Calls for special police tactics to be available across Sweden

The chairwoman of the Police Association West Region has said that police special tactics, known as Särskild polistaktik or SPT, should be available across Sweden, to use in demonstrations similar to those during the Easter weekend.

Calls for special police tactics to be available across Sweden

SPT, (Särskild polistaktik), is a tactic where the police work with communication rather than physical measures to reduce the risk of conflicts during events like demonstrations.

Tactics include knowledge about how social movements function and how crowds act, as well as understanding how individuals and groups act in a given situation. Police may attempt to engage in collaboration and trust building, which they are specially trained to do.

Katharina von Sydow, chairwoman of the Police Association West Region, told Swedish Radio P4 West that the concept should exist throughout the country.

“We have nothing to defend ourselves within 10 to 15 metres. We need tools to stop this type of violent riot without doing too much damage,” she said.

SPT is used in the West region, the South region and in Stockholm, which doesn’t cover all the places where the Easter weekend riots took place.

In the wake of the riots, police unions and the police’s chief safety representative had a meeting with the National Police Chief, Anders Tornberg, and demanded an evaluation of the police’s work. Katharina von Sydow now hopes that the tactics will be introduced everywhere.

“This concept must exist throughout the country”, she said.

During the Easter weekend around 200 people were involved in riots after a planned demonstration by anti-Muslim Danish politician Rasmus Paludan and his party Stram Kurs (Hard Line), that included the burning of the Muslim holy book, the Koran.

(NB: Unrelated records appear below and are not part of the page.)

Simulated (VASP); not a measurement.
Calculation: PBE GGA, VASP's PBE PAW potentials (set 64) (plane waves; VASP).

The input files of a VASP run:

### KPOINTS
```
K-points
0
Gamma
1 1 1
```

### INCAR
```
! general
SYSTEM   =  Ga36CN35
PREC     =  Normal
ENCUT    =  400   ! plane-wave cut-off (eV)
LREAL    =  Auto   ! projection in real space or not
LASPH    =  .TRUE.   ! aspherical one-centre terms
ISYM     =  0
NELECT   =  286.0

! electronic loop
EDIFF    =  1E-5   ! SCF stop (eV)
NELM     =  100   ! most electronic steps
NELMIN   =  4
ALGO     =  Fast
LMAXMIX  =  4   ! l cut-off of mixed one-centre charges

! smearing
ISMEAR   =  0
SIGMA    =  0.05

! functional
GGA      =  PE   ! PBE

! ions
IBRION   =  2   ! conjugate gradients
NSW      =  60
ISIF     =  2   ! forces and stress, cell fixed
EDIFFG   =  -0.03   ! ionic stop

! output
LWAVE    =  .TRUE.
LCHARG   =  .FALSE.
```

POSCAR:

Police revealed on Friday that at least 104 officers were injured in counter-demonstrations that they say were hijacked by criminal gangs intent on targeting the police. 

Forty people were arrested and police are continuing to investigate the violent riots for which they admitted they were unprepared. 

Paludan’s application for another demonstration this weekend was rejected by police.

In Norway on Saturday, police used tear gas against several people during a Koran-burning demonstration after hundreds of counter-demonstrators clashed with police in the town of Sandefjord.